Rating: 7 (out of 10)

IT was a daunting enough task to adapt Stieg Larsson's provocative bestselling novels for the big screen: imagine remaking a superlative foreign language film trilogy for an English audience.

Less than 10 per cent of the Swedish film's payday came from this side of the Atlantic, however, so a remake aimed at a subtitlephobic North American audience was inevitable.

Mercifully, David Fincher proves up to the challenge with his take on The Girl With The Dragon Tattoo, starring Daniel Craig as rumpled hero Mikael Blomkvist and Rooney Mara as Lisbeth Salander, the punky computer hacker who, unless you've read the books or seen the films, nearly defies description.

The film opens with Mikael's fall from grace as co-editor of a Swedish news magazine, sued for libel and bankrupted by hefty fines. Soon after, Mikael is summoned to a meeting in the north country, to a frigid and isolated manor four hours by train from Stockholm, where he is tasked with solving the 40year-old murder of Harriet Vanger.

Mikael needs the money, so he's in. Plus he's intrigued: the high-placed, well moneyed Vanger family is littered with Nazis and abuse of one kind or another; they all live on an island, and don't speak to one another. And despite the fact that Harriet has been missing and presumed dead for decades, someone sends a tormenting yearly reminder to Vanger patriarch Henrik (Christopher Plummer).

Lisbeth is solicited by Mikael because of her superior computer hacking and sleuthing skills (she did the background check on him) and the two find themselves in increasingly intense and dangerous situations as the investigation progresses.

Running parallel to the mystery is the pathetic plight of Lisbeth, now an adult ward of the state and under the care of a masochistic psychiatrist (Yorick van Wageningen), who abuses his power horrifically. These scenes, and Lisbeth's revenge, are just as gruelling for the viewer as those in director Niels Arden Oplev's Swedish original. There's a razor-thin line here between art and really vile porn, so tread carefully.

Thought too good-looking to play Mikael, Craig proves just craggy and sallow enough to effectively portray the chainsmoking journalist (a far cry from Craig's famous teeny-trunks emergence from the surf in Casino Royale). That he lets himself be seduced without protest by an emotionally damaged girl not that far in age from his own daughter is just as cagey here as it was in the original, but if you view Mikael as almost as damaged, it almost works.

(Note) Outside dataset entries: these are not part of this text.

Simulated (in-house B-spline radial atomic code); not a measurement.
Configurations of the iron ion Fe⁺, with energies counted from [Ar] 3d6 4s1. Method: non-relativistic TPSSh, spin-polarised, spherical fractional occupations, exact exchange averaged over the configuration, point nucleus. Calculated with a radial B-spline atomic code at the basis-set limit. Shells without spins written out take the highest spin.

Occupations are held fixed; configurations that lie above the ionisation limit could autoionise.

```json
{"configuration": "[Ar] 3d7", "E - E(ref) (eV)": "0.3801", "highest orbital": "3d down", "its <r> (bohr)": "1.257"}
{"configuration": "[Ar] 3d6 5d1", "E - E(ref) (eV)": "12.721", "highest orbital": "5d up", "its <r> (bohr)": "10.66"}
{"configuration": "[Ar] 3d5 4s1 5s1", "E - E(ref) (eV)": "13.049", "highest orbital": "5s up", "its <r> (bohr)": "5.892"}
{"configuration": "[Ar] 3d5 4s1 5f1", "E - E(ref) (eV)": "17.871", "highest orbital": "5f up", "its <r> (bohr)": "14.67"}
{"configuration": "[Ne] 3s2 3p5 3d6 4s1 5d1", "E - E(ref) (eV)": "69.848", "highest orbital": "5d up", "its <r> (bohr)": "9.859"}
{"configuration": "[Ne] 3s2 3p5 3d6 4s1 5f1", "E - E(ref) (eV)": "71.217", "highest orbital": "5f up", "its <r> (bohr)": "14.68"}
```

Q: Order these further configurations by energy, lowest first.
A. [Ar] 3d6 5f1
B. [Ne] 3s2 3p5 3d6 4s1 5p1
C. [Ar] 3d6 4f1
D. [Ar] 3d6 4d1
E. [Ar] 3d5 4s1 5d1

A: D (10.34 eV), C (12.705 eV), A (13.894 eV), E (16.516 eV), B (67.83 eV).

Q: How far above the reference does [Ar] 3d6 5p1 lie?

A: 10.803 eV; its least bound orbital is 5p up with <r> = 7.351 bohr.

Mara, known mostly before now as that girl in the bar scene of The Social Network, throws herself into the role, body (all of it) and soul. At first glance the actor only has to channel "weird" and "intense", but these would be nothing without the fragility Mara brings to her seemingly tough-as-nails character.

The film zips stylishly along, even at 158 minutes, and sets up a sequel nicely. Production value is high, as it should be with a budget of $90 million (versus $13 million for the Swedish original), and makes Sweden look like one of the most dangerous places in the world in which to grow up.

(They don't tell you that in the Ikea catalogue.) No tangible improvement on the original film, but this Girl is sure to be a hit with English-speaking viewers.